Terminating old electrical cable in brick cavity walls
Ask questions and find answers to many subjects relating to electrics and electrical work

2 posts   •   Page 1 of 1
Mick991
Labourer
Labourer
Posts: 1
Joined: Thu Jul 07, 2011 1:23 pm

Terminating old electrical cable in brick cavity walls

Post by Mick991 » Thu Jul 07, 2011 1:45 pm

I live in an Edwardian house and when the last rewire was done, they basically rang a ring for the sockets under the 1st floor and vertically dropped single spurs down to the living room and dining rooms. These cables are chased in to the walls, however the sockets are externally box mounted. I am now in the process of gutting these 2 rooms and intend to put a proper ring under the floor and chased in sockets. My electrican will put in a new consumer unit for me and provide a connection to the new unit for my new ring (inspect and sign it off). The question is what can I use to terminate the old single spur cables that are in the walls, as I do not intend to pull them out as they are all plastered in. At some point in the future I will disconnect them from the ring on the 1st floor, but for the interim they will be live cables. Can I use 30A connector strips or do I need to chase in 30A Junction box? Whatever I use will be plastered over.

ericmark
Project Manager
Project Manager
Posts: 2852
Joined: Fri Oct 02, 2009 8:49 pm
Location: Llanfair Caereinion, Mid Wales.

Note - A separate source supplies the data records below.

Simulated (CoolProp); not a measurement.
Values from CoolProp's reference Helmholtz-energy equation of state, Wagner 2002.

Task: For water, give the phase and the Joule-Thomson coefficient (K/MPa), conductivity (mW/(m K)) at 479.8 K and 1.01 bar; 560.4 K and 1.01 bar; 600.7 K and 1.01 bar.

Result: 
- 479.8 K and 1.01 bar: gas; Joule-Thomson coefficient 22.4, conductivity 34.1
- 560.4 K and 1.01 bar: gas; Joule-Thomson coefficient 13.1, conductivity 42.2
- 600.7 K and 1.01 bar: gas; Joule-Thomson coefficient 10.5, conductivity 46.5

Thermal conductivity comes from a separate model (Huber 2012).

Post by ericmark » Thu Jul 07, 2011 7:21 pm

You do have a problem. In order to be able to identify where a cable runs we need to have a socket, switch, or FCU on the end of the cable to show where it runs. So when one removes the socket you also need to remove the cable or at least make it dead.

It is normal to drop cables to ground floor and lift cables to first floor it is unusual to fit cables under the ground floor. Mainly as often it is concrete.

But the idea of running a ring with a series of spurs to sockets I have only seen in commercial premises where to stop volt drop the ring is larger than 2.5mm so accessible junction boxes are used.

The problem is today the electrician has to follow the regulations by the letter as every so many jobs one is randomly checked by his scheme operator. So to fit something even as a temporary measure if not complying is a big problem.

Ask your electrician. Something does not seem right and I wonder if you have something mixed up about what he intends to do.